Good books on Zen urge you to put them down and start meditating, but the best ones make you actually want to.

Opening the Hand of Thought: Foundations of Zen Buddhist Practice, by Kosho Uchiyama, Translated and edited by Tom Wright, Jisho Warner and Shohaku Okumura.
205 pages

WISDOM PUBLICATIONS, Nonfiction.

In "Opening the Hand of Thought," the monk Kosho Uchiyama outlines his school's take on the middle way. Employing deft analogies and pertinent anecdotes he presents the Soto case for seated meditation, called zazen, as a direct way of getting in touch with the self "that goes beyond personal consciousness."

Uchiyama frequently references great minds from the Christian and Rinzai Zen traditions and his direct, honest prose unfolds in a natural way that is neither dry nor pretentious.

There are concrete tips for beginners as well as ripe, time-release advice for experienced sitters, culminating in the last chapter with a transcription of the final lecture Uchiyama gave before retiring as abbot of Antaiji Temple in 1975.
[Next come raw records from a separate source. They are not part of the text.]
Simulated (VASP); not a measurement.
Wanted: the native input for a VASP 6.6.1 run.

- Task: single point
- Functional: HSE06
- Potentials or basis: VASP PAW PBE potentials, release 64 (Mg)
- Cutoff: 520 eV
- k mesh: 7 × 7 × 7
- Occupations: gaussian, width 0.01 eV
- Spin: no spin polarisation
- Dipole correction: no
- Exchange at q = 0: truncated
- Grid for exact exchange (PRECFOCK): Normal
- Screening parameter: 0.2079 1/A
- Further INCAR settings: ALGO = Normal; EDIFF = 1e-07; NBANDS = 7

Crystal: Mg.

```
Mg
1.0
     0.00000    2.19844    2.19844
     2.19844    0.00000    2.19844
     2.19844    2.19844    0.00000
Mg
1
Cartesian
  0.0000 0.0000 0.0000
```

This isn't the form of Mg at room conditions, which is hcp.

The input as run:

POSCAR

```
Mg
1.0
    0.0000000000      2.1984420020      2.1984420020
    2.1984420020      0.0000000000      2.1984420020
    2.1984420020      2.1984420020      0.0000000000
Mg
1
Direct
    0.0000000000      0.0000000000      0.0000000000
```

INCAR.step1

The theme of nonattachment underlies this book and is key to its title. Rather than struggling in vain to somehow not have thoughts during meditation, Uchiyama advises ceasing to grasp at the inevitable thoughts and instead observing them like clouds, a kind of mental weather.

As a nudge toward starting regular zazen practice, which is all any book on this ineffable topic really can be, this one has staying power.